THE RIGHT QUESTION.  In the 1970's and 1980's, Robert McAfee Brown contributed frequently to the Christian Century magazine.  He referred often to an episode in Elie Wiesel's Night that runs more or less as follows.

Among the prisoners at Auschwitz was a particular boy who was a favorite of all the other inmates.  Wiesel goes to some length about how this boy  endeared himself to others.

Then occasion came when the Nazis determined to inflict a particularly harsh punishment on the population for some infraction.  They built a platform with three gallows on it, side by side.  They randomly seized two men and hung them on the gallows to the left and right.  They seized that boy and hung him in the middle.

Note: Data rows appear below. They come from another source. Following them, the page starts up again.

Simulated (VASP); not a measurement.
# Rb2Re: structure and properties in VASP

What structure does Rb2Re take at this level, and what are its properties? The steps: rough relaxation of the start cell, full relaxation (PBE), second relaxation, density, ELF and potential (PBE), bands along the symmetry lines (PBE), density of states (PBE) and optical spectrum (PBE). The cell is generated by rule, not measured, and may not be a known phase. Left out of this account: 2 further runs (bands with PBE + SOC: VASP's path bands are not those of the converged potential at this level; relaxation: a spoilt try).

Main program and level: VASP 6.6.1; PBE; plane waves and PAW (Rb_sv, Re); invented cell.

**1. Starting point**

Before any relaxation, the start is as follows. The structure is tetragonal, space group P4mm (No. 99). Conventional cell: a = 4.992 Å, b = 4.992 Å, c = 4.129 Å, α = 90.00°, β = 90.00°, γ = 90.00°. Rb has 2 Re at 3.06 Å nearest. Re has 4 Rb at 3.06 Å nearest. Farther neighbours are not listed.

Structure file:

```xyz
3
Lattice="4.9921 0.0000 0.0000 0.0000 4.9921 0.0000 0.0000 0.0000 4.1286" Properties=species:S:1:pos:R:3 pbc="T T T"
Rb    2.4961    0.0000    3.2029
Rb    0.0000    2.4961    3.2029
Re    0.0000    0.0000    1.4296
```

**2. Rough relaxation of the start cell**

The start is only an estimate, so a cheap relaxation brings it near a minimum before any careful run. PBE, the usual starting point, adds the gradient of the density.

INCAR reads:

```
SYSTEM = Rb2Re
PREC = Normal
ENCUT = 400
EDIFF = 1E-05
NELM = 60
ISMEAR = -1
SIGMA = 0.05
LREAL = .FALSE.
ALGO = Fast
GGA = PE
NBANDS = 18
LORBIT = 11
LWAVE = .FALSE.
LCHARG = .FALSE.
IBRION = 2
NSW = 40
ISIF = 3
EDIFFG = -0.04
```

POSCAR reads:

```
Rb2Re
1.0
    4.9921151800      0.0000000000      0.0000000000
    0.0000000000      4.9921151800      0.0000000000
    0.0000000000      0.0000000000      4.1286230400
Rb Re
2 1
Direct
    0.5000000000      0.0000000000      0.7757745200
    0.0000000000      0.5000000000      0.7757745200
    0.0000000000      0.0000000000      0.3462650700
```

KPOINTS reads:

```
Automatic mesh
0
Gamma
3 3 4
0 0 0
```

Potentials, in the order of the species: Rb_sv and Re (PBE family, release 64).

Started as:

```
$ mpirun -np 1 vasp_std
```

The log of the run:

They compelled all the prisoners to line up and pass before the platform to look at the hung men.  As they approached, the man in line before Wiesel's narrator said, "Where is God?  Where is God now?"  The narrator answered, "There he is — up there on the gallows."

No doubt the story's Christian overtones impressed Brown.  Nonetheless, here are the right question and right answer.  Where is God?  In any instance of victimization, God is right there, with the victim, suffering as the victim suffers.

Christian mythology has this mediated by the incarnation and kenosis.  We say God condescended to become a human being, inter alia to redeem us from events like this.  One errs to underestimate the enormity of this condescension.  We say, indeed, that God willingly took on the humiliation of entry into the world of blood and feces, sweat and tears.  One who wants it to be otherwise may turn one's face away.  If you want me to look straight on at the various atrocities enumerated previously on this thread, I say one must look straight on at what we say God did —
for you.  For you.

The right question and right answer don't depend on mythological mediation.


          EIN SOF.  If God is all, and knows all, it follows that God must also feel all. How can One who knows intimately the inward workings of every single atom in the universe, fail to know also the vexations of a human soul? Or is God without compassion for God's children?


          RESPONSIBILITY.  I am composing this after worship Sunday 08/07/11, and these questions were on my mind throughout the service. The appointed texts — 1 Kings 19:9-18, Romans 10:5-15, and Matthew 14:22-33 — all stress the need to keep one's attention here-and-now, and on God's Word in the here-and-now; without distraction by storm or earthquake, wind or fire. The Romans passage includes Paul's quotation of Deuteronomy 30:11-14.

In this congregation, in the worship service at times the spirit of altruism is palpable. It seems infinite and will not recognize any boundary of race, sex, class, ethnicity or sect. Each person present faces myriad opportunities to do good in the here-and-now.

One can wish that the fabric of existence would rise up to resist anyone's yetzer hara, but this does not happen. I don't know why. But the angst of wishing what isn't were so, if I dwell on it, will distract me from the opportunities I have to do good here-and-now.

My responsibility extends only to that which is within my reach. I cannot reach into the past and undo others' misdeeds; they are literally out of my hands. But the angst of wishing I could what I can't, if I dwell on it, will distract me from the opportunities I have to do good here-and-now.


          PRECOGNITION.  One can wish that precognition were possible to the extent that one can be certain of God's plan for one's life. Then one would never again have to take risks or make decisions; one would never again be the victim of anyone's errors. But this does not happen. Whatever victories one may meet along the way, the wheel turns round to the point where we began, with the right question and the right answer.
 

P.

“What I admire is honesty and truth, no matter who, or what, the sources are.”